This is the film where we finally get to discover Wolverine’s origins, which is obvious by the title. Some of these revelations are good. Some are not. Contrary to popular opinion, though, I don’t think this is that bad. It’s not great, but it’s not the crapstorm everybody makes it out to be.
My fiancee and I decided to do some catching up so we could finally go see X-Men: Days of Future Past before it leaves theaters. Last night, we watched X-Men Origins: Wolverine (2009), and over the next few days, we’ll be watching X-Men: First Class (2011) and The Wolverine (2013). I’ve seen the Wolverine movies but not First Class. My fiancee has seen none of the above.
Our story begins in the one place you’d expect to find violent, gruff, cigar smoking Wolverine/Logan: Canada. He’s introduced to us as a small boy growing up in a loving family in 1845. Victor Creed/Sabretooth is even friends with the young James Howlett (Wolverine’s real name). Once James discovers his bone claws and his healing ability via the murder of his father at the hands of Thomas Logan, we cut to a fun opening credits montage of Wolverine (Hugh Jackman) and Sabretooth (Liev Schreiber) fighting in the American Civil War, World War I and II, and Vietnam. Wolverine is getting tired of Sabretooth’s progressively violent and animalistic habits, killing without mercy and even attempting to rape a Vietnamese woman. Surviving a firing squad, the two are recruited by Colonel William Stryker (played by Danny Houston) to join a unique team of mutants. They carry out a number of special jobs before Wolverine opts out for a normal, non-violent life with his love interest played by Lynn Collins. Eight years later, he is, of course, forced to work with Stryker again so he can stop Victor, who has been killing old team members for an unknown reason.
A cliched and often silly script that tries to fit in WAAAY too many mutants, famous or otherwise, is the film’s weakest component. We get appearances from Deadpool (Ryan Reynolds), Gambit (Taylor Kitsch), the Blob, a young Scott Summers/Cyclops, and a small cameo at the end that I won’t spoil. There’s a butt ton more mutants in this film. A few are interesting and serve the story well. A lot just seem shoved in because the director/writer/studio needed to fill a mutant quota.

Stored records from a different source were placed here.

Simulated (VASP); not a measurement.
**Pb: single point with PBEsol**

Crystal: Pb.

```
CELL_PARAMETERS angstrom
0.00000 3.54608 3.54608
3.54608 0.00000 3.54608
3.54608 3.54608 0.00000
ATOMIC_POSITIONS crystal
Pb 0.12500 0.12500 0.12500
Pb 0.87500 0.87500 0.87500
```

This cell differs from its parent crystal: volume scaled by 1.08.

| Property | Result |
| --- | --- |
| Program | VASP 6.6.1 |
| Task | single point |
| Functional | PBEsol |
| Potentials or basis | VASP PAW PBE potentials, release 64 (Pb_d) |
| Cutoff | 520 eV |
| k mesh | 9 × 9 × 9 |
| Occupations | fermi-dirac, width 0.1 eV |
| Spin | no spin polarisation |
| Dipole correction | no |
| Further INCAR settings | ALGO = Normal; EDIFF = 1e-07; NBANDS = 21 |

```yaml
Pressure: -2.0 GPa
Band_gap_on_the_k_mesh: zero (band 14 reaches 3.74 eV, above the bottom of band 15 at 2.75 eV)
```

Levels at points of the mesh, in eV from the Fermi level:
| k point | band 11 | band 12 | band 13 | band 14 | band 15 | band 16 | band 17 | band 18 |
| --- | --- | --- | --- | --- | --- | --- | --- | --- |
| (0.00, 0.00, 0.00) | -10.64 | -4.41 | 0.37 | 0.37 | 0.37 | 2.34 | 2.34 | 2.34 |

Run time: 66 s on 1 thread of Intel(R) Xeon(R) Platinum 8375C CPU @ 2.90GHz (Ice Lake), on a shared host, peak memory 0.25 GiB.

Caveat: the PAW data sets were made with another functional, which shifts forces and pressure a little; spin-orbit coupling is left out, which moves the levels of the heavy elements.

I enjoyed seeing Blob in the film. I did. But his main scene, a boxing match with Wolverine, is utterly pointless. The Blob doesn’t want to give important information to Wolverine. A face-off ensues. Okay. Why a boxing match? Why doesn’t Wolverine just threaten to gut the Blob with his claws if the big guy doesn’t tell him what he wants? I know the two have a shared past and that Wolverine is a good guy, but Wolverine is not above threatening people if the stakes are high, which they are by this point in the film. I’m not saying he would actually cut into the Blob. He would threaten at least. Blob’s motivation to keep quiet is simply a weak excuse to force these two characters to fight even though it doesn’t make sense within the story.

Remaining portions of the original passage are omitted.